My Self Publishing Experience Thus Far
I wrote myself a royalty check last week. It is the first time I have ever done so. With the creation of Cobble Stones, and Hold on to Your Horses finally being profitable, I realized that it is time for the publishing company I run to be paying me as a writer. So I did the spread sheet, calculated the numbers for last quarter, then wrote the check and signed it. Right afterward, I flipped it over and signed the back so I can deposit it. Before I tell you how much money, let me tell you a couple more things.
Hold on to Your Horses took me a month to write. Granted, I probably only worked for about 10 hours of that month, but during that month I wrote little else. Finding an artist to work with used up at least 30 work hours. Back and forth with the artist took 40 work hours over three months. Layout and design took at least 40 hours, this includes the hours I spent curled into a ball crying because I was sure that I’d completely ruined the project and would never be able to make it work right. I had to wait three months to get the books. Then I took the books with me to every convention I attended. I talked about them to customers over dealer’s room tables. I did that over and over again for four years. I talked about Hold Horses on the internet. I did interviews on local television, radio, podcast, and the internet. Howard blogged about the book to all his readers. The project finally broke even financially last year. It has now paid my artist a fair rate and paid for printing costs. My royalty check for this month, the first money I’ve ever made on the project, was $15.

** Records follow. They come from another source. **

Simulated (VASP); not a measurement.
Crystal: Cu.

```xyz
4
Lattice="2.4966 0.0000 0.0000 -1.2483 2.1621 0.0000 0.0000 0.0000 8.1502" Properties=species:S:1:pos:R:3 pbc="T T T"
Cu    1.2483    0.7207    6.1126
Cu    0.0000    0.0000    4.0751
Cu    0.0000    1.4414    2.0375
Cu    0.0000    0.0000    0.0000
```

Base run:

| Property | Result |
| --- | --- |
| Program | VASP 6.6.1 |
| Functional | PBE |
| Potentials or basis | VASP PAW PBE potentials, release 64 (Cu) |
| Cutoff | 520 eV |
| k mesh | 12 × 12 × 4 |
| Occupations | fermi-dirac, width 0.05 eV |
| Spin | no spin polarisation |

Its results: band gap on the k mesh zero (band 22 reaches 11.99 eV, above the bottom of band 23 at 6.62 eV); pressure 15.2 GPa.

Cobble Stones is newer. It took me 20-30 hours to edit, layout, and create. I paid someone to help me put it into kindle and ePub formats. I spent at least 30 hours making the cover through trial and lots of error. I don’t know how many hours went into the original essays. I haven’t spent much time marketing it yet. The release got swamped by the Sharp End of the Stick pre-order. It was more a kick-this-thing-out-the-door-to-fend-for-i
I give all these numbers because people considering self-publishing should know. It eats a lot of time and usually does not pay a lot of money. I’m not sorry I did the projects. I continue to hope that they will earn more in the future, but they have not even begun to pay me back for the financial value of my time. Emotionally both projects are paid in full and then some. Except, perhaps, in the moment when I hold a $24 check and think “that’s it?”
The Schlock books are also self-published. They support our family as well as allow us to hire a colorist and an occasional shipping assistant. Neither Howard nor I has been able to leverage the fervent Schlock audience into sales for my books. The works are too different. My writing has to find its own audience, and I’m working on that slowly. I’m treating this first $24 check as a promise to myself. It is a starting point from whence I can grow. It certainly beats the zero dollars I was getting before. Self publishing is a long game, I need to be willing to keep working at it for years to come.